Enable the use of nested field type with index.mode=time_series #122224

jordan-powers · 2025-02-11T01:57:31Z

This patch removes the check that fails requests that attempt to use fields of type: nested within indices with mode time_series.

This patch also updates TimeSeriesIdFieldMapper#postParse to set the _id field on child documents once it's calculated.

Closes #120874

elasticsearchmachine · 2025-02-11T01:57:56Z

Pinging @elastic/es-storage-engine (Team:StorageEngine)

elasticsearchmachine · 2025-02-11T01:57:57Z

Hi @jordan-powers, I've created a changelog YAML for you.

martijnvg

Looks good @jordan-powers. I didn't expect that a change inDocumentParserContext is needed, but I understand why it is needed.

The responsibility of adding the _id field to nested documents is now in another place, which isn't ideal. This is why added two comments about asserts.

martijnvg · 2025-02-11T10:23:21Z

server/src/main/java/org/elasticsearch/index/mapper/DocumentParserContext.java

-            // NOTE: we don't support nested fields in tsdb so it's safe to assume the standard id mapper.
            doc.add(new StringField(IdFieldMapper.NAME, idField.binaryValue(), Field.Store.NO));
+        } else if (indexSettings().getMode() == IndexMode.TIME_SERIES) {
+            // For time series indices, the _id is generated from the _tsid, which in turn is generated from the values of the configured


Maybe we should add an assert that getRoutingFields() doesn't return a reference to RoutingFields.Noop#INSTANCE? Just to make sure we are able to collect dimension values in order to generate _tsid / _id at a later stage?
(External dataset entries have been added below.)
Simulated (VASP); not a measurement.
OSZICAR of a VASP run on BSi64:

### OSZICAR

martijnvg · 2025-02-11T10:24:38Z

server/src/main/java/org/elasticsearch/index/mapper/TimeSeriesIdFieldMapper.java

+        // for time-series indices the _id isn't available at that point.
+        assert context.id() != null;
+        for (LuceneDocument doc : context.nonRootDocuments()) {
+            doc.add(new StringField(IdFieldMapper.NAME, Uid.encodeId(context.id()), Field.Store.NO));


Maybe also assert that _id field hasn't been added yet to non root documents?

Is it possible to have nested within nested? If it's problematic for TSDB, we can throw.

++, i wonder what happens with multi-nested documents. I believe you may want to check the parent of the document here because they can differ.

Looking at DocumentParserContext#createNestedContext, it seems that the child document's _id always inherits the parent's _id, which eventually inherits from the root document's _id. So even in multi-level nested documents, the _id is the same root-level _id.

IndexableField idField = doc.getParent().getField(IdFieldMapper.NAME); if (idField != null) { doc.add(new StringField(IdFieldMapper.NAME, idField.binaryValue(), Field.Store.NO)); }

Let's test it :)

martijnvg · 2025-02-11T10:41:46Z

rest-api-spec/src/yamlRestTest/resources/rest-api-spec/test/tsdb/160_nested_fields.yml

+        body:
+          size: 0
+          query:
+            bool:


I think nested query is required if you intend to query at the courses level.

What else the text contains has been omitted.